Ar Galletto is our favourite restaurant in Rome, which sits in front of Palazzo Farnese. Family-run, friendly and with seasonal food, an excellent wine list and a wonderful setting, it has the perfect balance of all that is needed for a perfect meal. Da Gildo is our local, and we often eat here a few nights a week. Triumphs of artichokes in season decorate the dining room and fill the menu, the limited but excellent wine list has very reasonable mark-ups – including the cheapest Cervaro della Sala in Italy – and its Cacio e Pepe is a mystical experience.

San Carlo alle Quattro Fontane

This is my most loved Francesco Borromini building. I read in a biography that he was from Ticino in Switzerland, which shocked me as I had always imagined him as the most iconic Italian baroque master. This is Borromini’s masterpiece; the facade, church and cloister are extraordinary in their dynamism, and my memory of the crypt below was of an incredibly abstract space, Gaudì ante litteram. With a great knowledge of building and engineering, Borromini initially helped Bernini to resolve a few technical issues in his buildings.

Teatro di Marcello

Inaugurated in 13 or 11 BC, over time it has been a theatre, castle, shopping centre and noble palace. This is a perfect example of Rome as a palimpsest, as is the San Clemente church. In the mid-15th century, it was restructured by Baldassarre Peruzzi as a palace. When the first two floors were demolished by the fascists in the glorification of the new Rome and the basement was excavated, new structural buttresses were seamlessly added to prop the building up. To complete the typically Roman stratification, Ludovico Quaroni restructured part of it in 1960, and the beautiful stair is still visible.

Palazzo Massimo alle Colonne

This is a mannerist masterpiece where Baldassare Peruzzi takes the Renaissance architecture rule book and literally bends it due to the form of the site in a single, sculptural gesture. We were lucky to visit the main rooms of the piano nobile recently. Magnificent.
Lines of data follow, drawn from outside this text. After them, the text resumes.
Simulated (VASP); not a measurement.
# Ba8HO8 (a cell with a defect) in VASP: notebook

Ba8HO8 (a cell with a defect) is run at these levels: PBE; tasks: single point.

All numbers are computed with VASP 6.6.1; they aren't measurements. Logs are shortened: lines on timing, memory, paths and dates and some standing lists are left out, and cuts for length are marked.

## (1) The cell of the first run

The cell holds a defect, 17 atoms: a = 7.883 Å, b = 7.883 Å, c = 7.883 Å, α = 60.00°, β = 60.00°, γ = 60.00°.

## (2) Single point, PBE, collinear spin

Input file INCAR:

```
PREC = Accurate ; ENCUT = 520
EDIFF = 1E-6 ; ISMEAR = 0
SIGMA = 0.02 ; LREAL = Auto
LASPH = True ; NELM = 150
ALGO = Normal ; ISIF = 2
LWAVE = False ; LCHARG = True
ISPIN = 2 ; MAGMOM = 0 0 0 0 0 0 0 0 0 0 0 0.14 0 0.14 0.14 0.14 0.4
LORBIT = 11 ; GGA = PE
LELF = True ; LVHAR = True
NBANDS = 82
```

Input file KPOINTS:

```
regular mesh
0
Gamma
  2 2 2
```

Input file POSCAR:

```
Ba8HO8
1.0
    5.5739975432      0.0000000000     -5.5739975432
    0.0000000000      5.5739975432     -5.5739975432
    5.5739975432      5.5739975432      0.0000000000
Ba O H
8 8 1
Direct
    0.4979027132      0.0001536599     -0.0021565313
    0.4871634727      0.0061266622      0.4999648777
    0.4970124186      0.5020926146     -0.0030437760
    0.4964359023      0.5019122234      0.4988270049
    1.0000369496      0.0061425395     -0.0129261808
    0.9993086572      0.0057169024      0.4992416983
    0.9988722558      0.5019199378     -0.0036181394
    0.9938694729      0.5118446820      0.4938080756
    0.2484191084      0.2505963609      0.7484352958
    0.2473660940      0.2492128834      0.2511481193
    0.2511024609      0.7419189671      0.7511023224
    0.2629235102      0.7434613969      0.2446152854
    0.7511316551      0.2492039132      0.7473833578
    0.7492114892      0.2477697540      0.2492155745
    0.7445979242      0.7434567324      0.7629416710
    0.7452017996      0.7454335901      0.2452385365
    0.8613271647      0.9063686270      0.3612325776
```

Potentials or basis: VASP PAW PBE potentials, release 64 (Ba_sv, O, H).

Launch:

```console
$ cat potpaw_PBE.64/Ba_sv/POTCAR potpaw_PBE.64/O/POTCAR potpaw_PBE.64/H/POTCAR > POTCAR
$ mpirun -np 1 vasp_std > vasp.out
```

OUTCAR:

Arches At The Palazzo Della Civiltà Italiana, At Eur, Rome, It

Mid-century Rome

I think one undiscovered aspect of Rome is the mid-century work. Post-war Italian architecture and design was the reason I moved to Italy to study architecture. In Rome, I would suggest doing a tour of Luigi Moretti’s work. An omnivorous man culturally, he had a contemporary art gallery, made a film on Michelangelo and, in his later career, created extraordinary buildings, reinterpreting Roman baroque. Along with Moretti’s work, there are the incredible typological experimentations of Venturino Ventura’s apartment buildings, the refined condominiums and interiors of the Luccichenti brothers and Vincenzo Monaco, as well as the sensitive, contextual buildings of Julio Lafuente.